The republication for today stems back to the year 2015. It has been brought to light once again due to the fact that six years ago, it could very well have served as a ‘foretelling’ of sorts. This is mainly due to the fact that it points out a number of concerns that have formed the current reality of Nigerians. Please note the initial publication date when analyzing some of the rates mentioned and/discussed in the below article, as they have since worsened. The article itself is a comprehensive piece that encourages the reader to think critically. Kindly read on.

President Muhammadu, finally, has a full complement of managers to run the affairs of the country, and hopefully bring about a better quality of life for more Nigerians. Curiously, despite our abundant human and material resources, with bountiful export revenue from oil, preceding administrations, inexplicably, merely succeeded in shunting more and more Nigerians into poverty. Sadly, credible international agencies now also allege that over a 100million Nigerians live on less than $2 a day, while fewer employment opportunities exist in a job market that is increasingly, annually bloated, by millions of new entrants.

Thus, social scientists may rightly suggest that the current disturbing level of crime and insecurity, would recede if more job opportunities were available to absorb our teeming, restless youth population. There is probably no greater antidote to poverty than sustainable work opportunities that provide income for basic necessities, such as food, clothing, and shelter for more families. The threat of poverty will, clearly, also become reduced where government, responsibly, provides social safety nets such as subsidized education and public health facilities, as well as reasonably priced and efficient mass transit and power systems.

Regrettably, however, despite earlier promises to arrest the surge of poverty nationwide, Nigeria sadly became listed in the ranks of the world's poorest nations, even when crude oil price exceeded $120/barrel and CBN's dollar reserves approached $60b in recent years.

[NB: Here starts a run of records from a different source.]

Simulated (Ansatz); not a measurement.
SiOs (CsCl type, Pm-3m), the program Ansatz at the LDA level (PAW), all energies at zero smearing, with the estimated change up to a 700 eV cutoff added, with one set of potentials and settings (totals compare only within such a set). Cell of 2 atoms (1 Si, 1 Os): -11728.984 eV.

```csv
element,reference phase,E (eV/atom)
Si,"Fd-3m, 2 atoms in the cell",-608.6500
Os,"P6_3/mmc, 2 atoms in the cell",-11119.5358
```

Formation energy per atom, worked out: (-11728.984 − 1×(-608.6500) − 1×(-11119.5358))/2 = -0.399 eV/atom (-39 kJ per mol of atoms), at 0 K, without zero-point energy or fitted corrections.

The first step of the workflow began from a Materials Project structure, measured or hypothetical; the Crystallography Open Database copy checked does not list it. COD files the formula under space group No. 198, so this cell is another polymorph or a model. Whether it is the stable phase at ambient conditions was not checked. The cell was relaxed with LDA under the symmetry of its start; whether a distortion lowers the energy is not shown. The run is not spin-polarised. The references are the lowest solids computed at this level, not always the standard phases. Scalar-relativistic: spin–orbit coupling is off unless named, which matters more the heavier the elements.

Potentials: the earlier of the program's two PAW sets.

Indeed, several reasons, have been suggested for the serial failures of former Presidents Obasanjo, late Yar’Adua and later Jonathan, to restore dignity to the lives of millions of our impoverished citizens. Sadly, without exception, all preceding administrations failed to achieve meaningful success in their common primary quest for job creation, poverty reduction, inclusive growth and diversification of the sources of wealth in the economy.

Incidentally, President Buhari declared at the recent retreat with ministers-designate, in Abuja, that "our economic focus will be policies that will ensure inclusive growth and we will count our achievements based on the number of Nigerians we move out of poverty".

The inevitable question, therefore, is, what will Buhari's team do differently to successfully create jobs and reposition our economy. So, how can Buhari's cabinet implement a better strategy that would herald rapid success, where his predecessors failed woefully.

The challenges of revenue leakages, wastages, and corruption are often identified as the major hurdles before which past administrations faltered in their strategies to create jobs and give a better life to increasingly more Nigerians. However, Buhari's well-documented Spartan tradition and his evident abiding passion to wrestle down corruption may minimize the above commonly listed threats to poverty alleviation. But the question is, will the example of Buhari's discipline be enough to drive rapid job creation and reduce poverty?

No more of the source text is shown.